Mining billionaire and federal MP Clive Palmer has stepped up his fight with Australia’s conservative Liberal-National government saying his Palmer United Party (PUP) may not support a repeal of the carbon price laws and mining tax.
At the same time the government’s Environment Minister Greg Hunt has expressed confidence the coalition’s Direct Action climate plan will pass the upper house Senate because funding will now tied to the federal budget.
“The funds will be part of the budget papers and I doubt the budget will be blocked, unless we’re going to be forced into a constitutional issue,” Mr Hunt said during a media conference broadcast on ABC News24.
Mr Hunt warned attempts by opposing senators to block the budget could cause a constitutional crisis.

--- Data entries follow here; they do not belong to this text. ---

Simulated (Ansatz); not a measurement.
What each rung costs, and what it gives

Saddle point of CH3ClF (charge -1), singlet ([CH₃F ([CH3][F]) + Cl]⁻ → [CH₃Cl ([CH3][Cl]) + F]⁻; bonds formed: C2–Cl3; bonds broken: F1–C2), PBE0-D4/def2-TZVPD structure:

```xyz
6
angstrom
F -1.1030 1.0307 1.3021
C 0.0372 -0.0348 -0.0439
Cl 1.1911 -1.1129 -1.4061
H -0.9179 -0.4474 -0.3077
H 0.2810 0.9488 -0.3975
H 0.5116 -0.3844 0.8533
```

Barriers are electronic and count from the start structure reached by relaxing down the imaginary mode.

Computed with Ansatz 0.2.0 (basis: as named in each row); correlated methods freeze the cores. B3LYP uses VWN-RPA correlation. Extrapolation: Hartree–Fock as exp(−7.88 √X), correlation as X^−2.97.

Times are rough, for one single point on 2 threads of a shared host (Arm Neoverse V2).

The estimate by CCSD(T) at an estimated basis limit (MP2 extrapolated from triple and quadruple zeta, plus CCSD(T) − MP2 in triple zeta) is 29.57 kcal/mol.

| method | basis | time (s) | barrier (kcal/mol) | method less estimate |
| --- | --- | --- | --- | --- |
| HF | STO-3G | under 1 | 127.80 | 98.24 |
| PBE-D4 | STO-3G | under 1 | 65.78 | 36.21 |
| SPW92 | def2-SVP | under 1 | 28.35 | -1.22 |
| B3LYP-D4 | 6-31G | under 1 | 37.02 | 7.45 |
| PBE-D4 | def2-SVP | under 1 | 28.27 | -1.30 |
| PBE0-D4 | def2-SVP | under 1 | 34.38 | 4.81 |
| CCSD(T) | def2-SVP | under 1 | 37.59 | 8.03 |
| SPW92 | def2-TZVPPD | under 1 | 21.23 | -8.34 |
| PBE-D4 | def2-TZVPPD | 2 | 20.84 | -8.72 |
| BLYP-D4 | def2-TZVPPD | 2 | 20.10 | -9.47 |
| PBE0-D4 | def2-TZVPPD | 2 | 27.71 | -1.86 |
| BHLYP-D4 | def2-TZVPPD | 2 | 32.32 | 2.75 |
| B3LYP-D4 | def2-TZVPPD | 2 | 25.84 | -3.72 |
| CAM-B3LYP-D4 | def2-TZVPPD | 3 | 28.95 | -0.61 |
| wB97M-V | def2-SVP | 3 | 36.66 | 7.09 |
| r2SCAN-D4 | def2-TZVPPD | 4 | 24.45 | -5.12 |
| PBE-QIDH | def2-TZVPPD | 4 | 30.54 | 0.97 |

However, Mr Palmer reacted sharply and said the government’s move was “nothing short of blackmail”.
Mr Palmer responded by saying that “if the government wants to try to play smart then two can play at that game”.
“You tell them that if they do that [include the emissions reduction fund in the budget] we will immediately reconsider our position on the carbon and mining tax repeals,” Mr Palmer said during the media conference.
“If they play games like that they need to be politically punished and reconsidering our support for the carbon and mining tax repeal would be one thing we would definitely consider.”
“They are doing this really as a tactic, like little kids wanting to get their way,” he told AAP Newsagency in the Queensland state capital, Brisbane.
AAP reports that while the Liberal-National government may get funding for Direct Action through parliament, it will need the PUP senators to help repeal both the current carbon price laws and mining tax from July.
Mr Palmer said the coalition might not get that support.
“If they’re going to adopt a tactic like that we’ll have to reconsider our position when it comes to the mining tax and the carbon tax,” he said.
Mr Palmer claims Direct Action is a “token gesture”, a waste of money and a coalition “slush fund” to appease consultants and lobbyists.
He said the money allocated for the policy should be used for pensions, which the government has indicated it is looking at changing in the budget.
However, The Australian Financial Review reports senior sources say the Liberal-NAtional government is in fact considering pulling back from its plans to cut welfare payments to children of war veterans in a bid win over Mr Palmer.
While he was against direct action, Mr Palmer said PUP would support a national inquiry on climate change as a way of determining what action the government should take to deal with it.
Mr Palmer has also challenged Prime Minister Tony Abbott to hold a double dissolution election if he didn’t like the stance the PUP was taking on key issues, claiming such a poll would only enhance his party’s position.
He repeated his threat to “reconsider” support for the mining and carbon taxes unless Direct Action was presented as a separate bill that could be voted down by the Senate, rather than as part of budget appropriation bills.
Climate policy advocates say implementing only the emissions reduction fund and not the broader compliance proposal under Direct Action, which would impose “baselines” on greenhouse emissions, would leave the policy even less effective than they now assess it to be.
“There is a real threat to any target if there is no compliance mechanism controlling the significant blowout in emissions it would leave this as a policy destined for ruin,” said John Connor, the chief executive of the Climate Institute.
The Labor Party and the Australian Greens Party are already opposed to Direct Action and the repeal of the carbon price and mining tax, while other independent senators are believed to be unconvinced by the government’s policy and would probably not support it.